Import necessary **modules**:

In [68]:
%matplotlib inline
import os
import artm
import matplotlib.pyplot as plt
import pandas as pd
import numpy as np
import csv
from tqdm import tqdm
from datetime import datetime, timedelta
from tree_sitter import Language, Parser
from glob import glob
from collections import Counter
from operator import itemgetter
from typing import List, Tuple

Write a function to get the dates.

In [69]:
def get_dates(number: int, delta: int) -> List:
    """
    Creates a list of a given number of the datetime objects with a given step.
    :param number: the amount of dates.
    :param delta: the time step between dates
    :return: a list of datetime objects.
    """
    dates = []
    date = datetime.now()
    for i in range(number):
        dates.append(date)
        date = date - timedelta(days=delta)
    dates.sort()
    return dates

In [70]:
dates = get_dates(5, 31)
print(dates)

[datetime.datetime(2019, 10, 24, 20, 23, 12, 426345), datetime.datetime(2019, 11, 24, 20, 23, 12, 426345), datetime.datetime(2019, 12, 25, 20, 23, 12, 426345), datetime.datetime(2020, 1, 25, 20, 23, 12, 426345), datetime.datetime(2020, 2, 25, 20, 23, 12, 426345)]
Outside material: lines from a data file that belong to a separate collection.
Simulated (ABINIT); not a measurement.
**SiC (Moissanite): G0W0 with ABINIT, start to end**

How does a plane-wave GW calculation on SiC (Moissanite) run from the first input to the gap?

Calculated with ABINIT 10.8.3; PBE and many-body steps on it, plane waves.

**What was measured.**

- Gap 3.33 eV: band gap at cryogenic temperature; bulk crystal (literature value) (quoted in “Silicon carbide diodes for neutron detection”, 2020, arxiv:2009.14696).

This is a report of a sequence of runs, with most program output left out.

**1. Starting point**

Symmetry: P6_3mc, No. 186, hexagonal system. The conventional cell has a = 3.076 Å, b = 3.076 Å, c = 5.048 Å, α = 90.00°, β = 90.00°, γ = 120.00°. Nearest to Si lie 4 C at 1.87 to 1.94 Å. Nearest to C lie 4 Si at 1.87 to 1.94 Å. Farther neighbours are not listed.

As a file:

Write a function to checkout a repository by date.

In [19]:
def checkout_by_date(repository: str, directory: str, date: datetime) -> None:
    """
    Checkout a given repository into a folder for a given date and time.
    :param repository: address of processed project.
    :param directory: address of target directory for a checkout.
    :param date: date and time of the last commit for the checkout
    :return: None.
    """
    os.system('cp -r ' + repository + ' ' + directory)
    os.system('(cd ' + directory + '; git checkout `git rev-list -n 1 --before="' + date.strftime('%Y-%m-%d') + '" master`)')
    # TODO: consider non-master branches

In [20]:
checkout_by_date('/home/diannao/java-design-patterns/', '/home/diannao/java-design-patterns_new', dates[2])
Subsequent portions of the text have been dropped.